Toward addressing this issue, the great majority of modern language models (and ML more broadly) follow a common “encoder-decoder” template. Namely, an encoder takes in the input sequence and embeds it into a latent (vector) space, where notions of “similarity” become quantifiable mathematically (rather than semantically in word/sentence form), and a decoder which takes the vector in latent space and transforms it back into an output sequence. The precise way that the encoders and decoders operate and interact is characterized by the model architecture, which we will return to later. For now, we can view a language model abstractly as composing a black-box encoder with a decoder, as pictured below.

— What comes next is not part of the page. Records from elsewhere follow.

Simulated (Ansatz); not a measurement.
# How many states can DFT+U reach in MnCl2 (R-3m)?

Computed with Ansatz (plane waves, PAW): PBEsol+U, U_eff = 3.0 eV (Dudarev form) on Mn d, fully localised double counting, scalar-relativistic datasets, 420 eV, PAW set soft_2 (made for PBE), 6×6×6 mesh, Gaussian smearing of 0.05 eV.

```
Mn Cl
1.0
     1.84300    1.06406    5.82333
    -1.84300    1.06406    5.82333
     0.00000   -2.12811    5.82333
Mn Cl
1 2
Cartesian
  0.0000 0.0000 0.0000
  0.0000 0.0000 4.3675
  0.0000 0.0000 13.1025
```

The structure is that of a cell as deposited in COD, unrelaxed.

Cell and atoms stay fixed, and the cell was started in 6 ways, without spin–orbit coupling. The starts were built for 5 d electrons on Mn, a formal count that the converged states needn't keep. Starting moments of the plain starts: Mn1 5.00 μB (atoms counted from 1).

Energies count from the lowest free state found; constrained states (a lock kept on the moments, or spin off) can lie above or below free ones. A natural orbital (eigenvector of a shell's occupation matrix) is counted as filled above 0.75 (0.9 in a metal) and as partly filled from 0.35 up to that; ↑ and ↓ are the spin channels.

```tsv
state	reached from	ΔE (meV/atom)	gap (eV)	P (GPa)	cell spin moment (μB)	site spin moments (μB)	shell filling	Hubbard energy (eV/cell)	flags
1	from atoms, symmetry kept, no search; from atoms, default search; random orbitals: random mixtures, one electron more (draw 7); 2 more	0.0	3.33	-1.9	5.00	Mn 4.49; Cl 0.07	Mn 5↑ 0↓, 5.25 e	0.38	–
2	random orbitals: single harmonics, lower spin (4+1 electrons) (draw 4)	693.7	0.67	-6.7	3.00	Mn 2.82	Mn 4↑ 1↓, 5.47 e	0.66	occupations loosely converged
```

A visualization of an encoder-decoder architecture. — An encoder-decoder language model for translating French to English. Image credit

For mathematical concreteness, let $\Sin$ be the set of input sequences, $\Sout$ be the set of output sequences, and $\R^{\ell}$ be the $\ell$ -dimensional latent space. Then, we may view simplistically the encoder and decoder as functions

\begin{align} &\Enc: \Sin \to \R^{\ell} \\ &\Dec: \R^{\ell} \to \Sout. \end{align}

(1)

3Part 1: understanding Word2Vec¶

Let us start our journey with a discussion of encoders. A perhaps surprising revelation during the rise of deep learning was the fact that an encoder obtained through training on a set of particular tasks (e.g. translation, next-word-prediction, fill-in-the-blank), would be useful for tasks the encoder was never trained on. In other words, for a new task, $\Enc$ can be used out-of-the-box, and one would only need to generate a new decoder $\Dec$ to execute the new task. This should be very surprising: why should the latent space that is performant for, e.g., translation be at all useful for fill-in-the-blank? This implies that a sufficiently diverse training regimen might encourage the latent space mapped to by the Encoder to capture some general structure in the data.

A landmark project demonstrating the surprising generality of language models is Word2Vec, dating all the way back to 2013! Just as we previewed, Word2Vec involves an Encoder-Decoder model that was trained on just two natural language processing tasks, Continuous Bag-of-Words (“CBOW”) and Continuous Skip-Gram (“CSG”), to be defined shortly. As we will soon see, despite the narrow scope of tasks Word2Vec was trained on, the latent space generated by its encoder has some intriguing properties...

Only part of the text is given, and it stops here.